Amendment No. 5 to 2012 Equity Incentive Plan

EX-10.7 3 f10k2019ex10-7_myos.htm AMENDMENT NO. 5 TO 2012 EQUITY INCENTIVE PLAN

Exhibit 10.7


Amendment No. 5 to the

MYOS Corporation 2012 Equity Incentive Plan


WHEREAS, MYOS Corporation (the “Company”) has established the MYOS Corporation 2012 Equity Incentive Plan, effective September 24, 2012 (as amended, the “Plan”);


WHEREAS, the Company's Board of Directors (the “Board”) has the authority pursuant to Section 14(a) of the Plan to amend the Plan subject to the approval of holders of the Company's common stock (“Common Stock”), $0.001 par value per share (the “Stockholders”) entitled to vote in accordance with applicable law;


WHEREAS, the Board desires to amend the Plan to increase the aggregate number of shares of the Company's Common Stock that may be issued under the Plan (“Amendment No. 5”); and


WHEREAS, on November 7, 2019, the Board determined to approve Amendment No. 4 and recommend its approval to the Stockholders;


NOW, THEREFORE, pursuant to the power of amendment set forth in the Plan and Stockholders approval per proxy vote, the Plan is hereby amended as follows effective December 23, 2019:


1.    The reference to “850,000 shares” in the first sentence of paragraph (b) of Section 5 of the Plan is replaced in its entirety with “1,200,000 shares”.

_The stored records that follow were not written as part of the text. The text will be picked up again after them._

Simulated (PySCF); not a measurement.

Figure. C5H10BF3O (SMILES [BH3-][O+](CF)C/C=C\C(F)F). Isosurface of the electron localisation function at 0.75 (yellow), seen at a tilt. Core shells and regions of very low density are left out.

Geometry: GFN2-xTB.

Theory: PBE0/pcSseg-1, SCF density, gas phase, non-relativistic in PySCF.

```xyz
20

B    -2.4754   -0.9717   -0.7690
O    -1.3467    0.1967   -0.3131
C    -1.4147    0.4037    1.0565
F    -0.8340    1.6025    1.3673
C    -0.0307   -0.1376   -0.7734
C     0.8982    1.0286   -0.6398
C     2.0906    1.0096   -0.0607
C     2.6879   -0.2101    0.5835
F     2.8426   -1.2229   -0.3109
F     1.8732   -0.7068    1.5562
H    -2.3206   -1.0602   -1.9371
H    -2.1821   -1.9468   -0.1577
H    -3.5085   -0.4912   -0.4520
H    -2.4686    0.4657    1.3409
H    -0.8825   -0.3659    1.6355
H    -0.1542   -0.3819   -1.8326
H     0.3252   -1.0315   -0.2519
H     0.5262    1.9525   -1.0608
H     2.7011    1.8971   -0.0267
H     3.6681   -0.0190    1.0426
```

2.     Except as hereinabove amended and modified, the Plan shall remain in full force and effect.


3.     A majority in voting interest of the stockholders present in person or by proxy and entitled to vote at the meeting of stockholders at which this Amendment No. 5 to the Plan was considered, has duly approved this Amendment No. 5 to the Plan.


IN WITNESS WHEREOF, this Amendment No. 5 to the Plan is made effective this 23rd day of December, 2019.